All-Girl Theater Company Cofounder Katie Cappiello on Giving Teen Girls a Voice and a Stage in Slut at FringeNYC
This year, in their third trip to FringeNYC, the All-Girl Theater Company will introduce its newest and most provocative play to date, Slut, which addresses emotionally charged issues of sexual assault, teen-girl sexuality, and “slut culture” among today’s youth. Cappiello talked to TheaterMania about building this play from the ground up, seeing her teenage students transform throughout the creative process, and wiping the word “slut” from their vocabulary.
How did you and Meg McInerney start working together?
A mutual friend introduced us. He said, “You have all the same passions, you have all the same goals — you’ll love working together.” So we met, had a three-hour conversation, [and decided] to quit our jobs right there at that moment [to] start this company.
What inspired your interest in working with young girls?
We wanted to create something that we wished we had had when we were young girls, which is a space where we could comfortably be with our peers and talk openly and honestly about all the things we were thinking about but never really had the courage to say out loud [or] the tools to express.
Do you find that a lot of the girls who come to you are dealing with similar issues?
Oh yes. It’s interesting, we taught girls in Indonesia [last] summer, and we also spent some time in the Midwest working with girls there, and a lot of the core issues are the same: girls feeling like they’re not being heard, girls feeling like they have all this stuff they want to say but there’s really no platform for them to share it, and really no sense of community where they can share it safely and honestly and not be criticized for it or censored. It doesn’t seem to matter where we go or who comes to us. That seems to be the glue that ties all these girls together.
Can you see the girls change as they go through your class?
When they’re in class with us, it’s a safer space to say what [they] want to say and try it out and realize that it’s OK to speak [their] mind about certain things. It gives [them] the permission and the courage to do it on a larger platform. It gives them ownership over their opinions and their ideas. And like the girls say, “If I’m speaking up about an issue that I know is not popular in my school or among my group of friends, I know come every Sunday, I’ve got a group of girls that have my back, no matter what.”
Were the girls the ones who decided on the subject for this play?
Oh yeah, it’s all them… Now that they’re fourteen, fifteen, sixteen, seventeen, the conversations revolve a lot around sex…and this word [slut] was coming up all the time. The way they would use it to not only degrade themselves but to degrade other girls…or [how it] was being used against them in order to make them feel bad about the fact that they were interested in their sexuality. They were really having a hard time navigating how to walk that line… We just thought it was such an interesting subject to explore, and it was the type of thing that had the girls in hysterics one minute and then in tears the next minute.
How does the writing process work? Do you write the script with the girls?
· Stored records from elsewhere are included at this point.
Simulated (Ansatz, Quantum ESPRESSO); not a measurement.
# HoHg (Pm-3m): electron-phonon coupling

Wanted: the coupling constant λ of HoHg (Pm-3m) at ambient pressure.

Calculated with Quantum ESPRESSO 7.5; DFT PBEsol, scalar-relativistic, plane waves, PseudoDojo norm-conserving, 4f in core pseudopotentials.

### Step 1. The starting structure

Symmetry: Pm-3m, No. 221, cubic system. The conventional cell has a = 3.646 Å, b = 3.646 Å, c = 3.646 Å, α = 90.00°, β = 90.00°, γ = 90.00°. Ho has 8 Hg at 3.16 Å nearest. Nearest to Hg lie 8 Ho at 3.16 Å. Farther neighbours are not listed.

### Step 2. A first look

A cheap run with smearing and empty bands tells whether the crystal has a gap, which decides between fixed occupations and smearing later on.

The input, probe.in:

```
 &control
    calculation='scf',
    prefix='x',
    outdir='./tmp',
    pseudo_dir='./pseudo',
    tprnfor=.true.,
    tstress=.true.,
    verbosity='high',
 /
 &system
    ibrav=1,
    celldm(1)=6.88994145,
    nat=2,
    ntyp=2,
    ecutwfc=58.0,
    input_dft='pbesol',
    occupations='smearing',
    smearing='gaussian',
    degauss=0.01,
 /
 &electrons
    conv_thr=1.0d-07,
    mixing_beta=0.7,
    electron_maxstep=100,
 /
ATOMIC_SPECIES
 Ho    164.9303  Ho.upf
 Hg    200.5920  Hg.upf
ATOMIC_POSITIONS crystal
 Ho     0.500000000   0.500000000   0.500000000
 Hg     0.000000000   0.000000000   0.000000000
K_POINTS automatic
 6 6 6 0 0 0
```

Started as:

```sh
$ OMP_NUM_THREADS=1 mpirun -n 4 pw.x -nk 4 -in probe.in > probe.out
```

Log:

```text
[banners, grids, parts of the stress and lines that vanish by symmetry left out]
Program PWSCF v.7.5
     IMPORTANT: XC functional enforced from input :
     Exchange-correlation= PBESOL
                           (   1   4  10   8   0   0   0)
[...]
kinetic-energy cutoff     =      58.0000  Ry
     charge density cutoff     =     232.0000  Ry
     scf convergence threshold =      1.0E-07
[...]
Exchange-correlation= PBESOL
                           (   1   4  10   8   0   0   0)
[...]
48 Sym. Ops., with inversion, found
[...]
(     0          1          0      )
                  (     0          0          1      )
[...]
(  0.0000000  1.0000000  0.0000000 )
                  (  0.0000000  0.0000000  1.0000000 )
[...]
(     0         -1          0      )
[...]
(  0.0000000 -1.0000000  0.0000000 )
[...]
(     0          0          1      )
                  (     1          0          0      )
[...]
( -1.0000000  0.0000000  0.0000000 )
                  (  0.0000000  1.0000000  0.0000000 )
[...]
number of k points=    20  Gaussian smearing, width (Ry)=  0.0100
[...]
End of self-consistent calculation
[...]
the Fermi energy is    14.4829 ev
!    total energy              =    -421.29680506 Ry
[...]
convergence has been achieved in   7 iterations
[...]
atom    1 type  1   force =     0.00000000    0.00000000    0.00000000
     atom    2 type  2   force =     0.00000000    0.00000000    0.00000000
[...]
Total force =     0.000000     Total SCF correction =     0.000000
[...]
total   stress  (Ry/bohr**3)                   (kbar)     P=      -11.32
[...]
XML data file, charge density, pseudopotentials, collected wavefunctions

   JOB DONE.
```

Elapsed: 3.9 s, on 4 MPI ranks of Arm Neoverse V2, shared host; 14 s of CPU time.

We start off without any writing at all… [It’s] ideas and a round circle, discussion about anything. Sometimes we sit and we talk for four hours. They’re allowed to say anything they want to say. They’re allowed to curse, they’re allowed to share the most intimate details of their life, whatever they want to share… It’s a place where they can bounce ideas off [one another]. We spend a couple months doing that, and then we start improvving around certain ideas. Then we let the girls free-write, and then we decide what our play’s going to be about. Meg and I start by typing as the girls are improvving, and then I start scripting scenes together. The whole goal is to create something in their voice around the subject matter that really matters to them.
“Slut” is a very provocative choice for a title. Whose decision was it to name the play that?
The group’s. We make those decisions together. I think we knew that this is what the title needed to be. [It] could’ve been…something softer or more generic. But that’s just not what the play is… The girls [have been] getting some flak about the title, and one of [them] said so brilliantly, “It’s amazing that someone can question the title but not question their use of the word.”
Are they nervous about performing such a personal play for their families?
No, actually. They’re pumped about that. From the get-go, we bring the parents in and start showing them what we’re working on and open it up to a conversation with [them]. They’re incredibly supportive, I think because they see their daughters’ growth through the process.
How do you hope people respond to the play?
We always tell the girls our goal is to entertain of course, but that’s not the main focus of what we do. It’s their job to risk and invent and put themselves out there so they’re creating something that speaks some kind of truth. I think a lot of times people put their own opinions on the teen-girl experience — especially the teen-girl sexual experience — because they don’t really understand what it is to live that. I think when people come see the play they’ll be very touched by the quality of work that the girls are bringing to the stage.